Budgeting for Teens: A Guide to Financial Independence
Teaching your teen how to create a budget can be a difficult task. Teens like to spend, and most are not interested in saving their money. Teens have a harder time thinking about saving for the future, and they like to have immediate gratification of purchasing what they want. It is also difficult for teens not to have certain things that their peers have. However, if teens aren't taught how to budget their money, they will grow up to be adults who can't budget their money. Teaching them now will put them on a good track to financial success in their future.
Decide on an Amount
Decide with your teen on an amount that everyone can be happy with. Perhaps she must save fifty percent from her job, birthday money and holiday money. The amount can be any amount that your teen can be happy with and that will still give her a good sense of what it means to save.
Give an Allowance
Perhaps instead of buying your child shoes, clothes and school items, you could give him the money and have him shop for himself. This will show him how to manage his money and understand the value of money. He will realize he can't buy a hundred dollar pair of shoes or he won't have enough for all of the other items he needs. Make your teen pay for luxury or entertainment expenses out of his money. He can pay for movie tickets, trips with friends and eating out with buddies. Don't allow your teen to ask for extra money. Create a set amount he will receive each week and let him manage it himself.
Teach Them to Save
Once there is a predetermined amount of money to save, decide with your teens what they are saving for. Set up a savings account with them at the local bank. If they are saving for college, cars or just slush funds, let them make the deposits themselves and see their money grow. Don't simply take the money for them to the bank. If they do it themselves, they feel more control over the saving.
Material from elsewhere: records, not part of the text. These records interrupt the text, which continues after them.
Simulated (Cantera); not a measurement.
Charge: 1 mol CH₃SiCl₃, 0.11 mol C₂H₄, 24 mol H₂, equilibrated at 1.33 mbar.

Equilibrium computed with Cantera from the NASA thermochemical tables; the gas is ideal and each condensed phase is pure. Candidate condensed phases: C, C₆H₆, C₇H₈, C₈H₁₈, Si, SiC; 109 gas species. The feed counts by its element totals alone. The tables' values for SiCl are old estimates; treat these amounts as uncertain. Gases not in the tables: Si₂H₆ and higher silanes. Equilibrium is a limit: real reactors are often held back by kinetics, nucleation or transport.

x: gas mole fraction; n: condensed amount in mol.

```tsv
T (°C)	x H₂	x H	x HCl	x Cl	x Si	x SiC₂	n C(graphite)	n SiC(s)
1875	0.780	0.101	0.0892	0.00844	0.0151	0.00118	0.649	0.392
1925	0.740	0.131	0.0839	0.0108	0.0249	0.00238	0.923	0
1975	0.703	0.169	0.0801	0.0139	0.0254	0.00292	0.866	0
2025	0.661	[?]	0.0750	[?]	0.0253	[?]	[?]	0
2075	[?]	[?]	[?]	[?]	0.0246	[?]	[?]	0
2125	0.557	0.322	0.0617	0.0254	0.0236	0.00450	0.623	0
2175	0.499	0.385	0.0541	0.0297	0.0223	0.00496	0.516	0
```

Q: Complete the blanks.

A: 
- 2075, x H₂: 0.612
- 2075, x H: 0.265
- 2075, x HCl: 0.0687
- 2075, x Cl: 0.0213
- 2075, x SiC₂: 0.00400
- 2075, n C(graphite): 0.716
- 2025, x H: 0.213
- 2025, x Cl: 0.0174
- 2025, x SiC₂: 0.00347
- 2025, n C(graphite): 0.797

Teach Them about Needs and Wants
Teens and adults alike have a similar problem with spending: overspending. It is easy to waste money on unnecessary possessions because you simply want them. Especially when it is not your own money but your parent's, it is easy not to feel bad about purchases. Teach your teen why some things are not important in life and why having the newest and best of everything is not important. If your teen really likes expensive electronics or clothes, that's okay to an extent. As long as she is saving as promised, the remainder of her money can be used as she wishes. She may have to save up that money to purchase something, but then she will have more time to decide whether it is worth it, and whether she really needs it.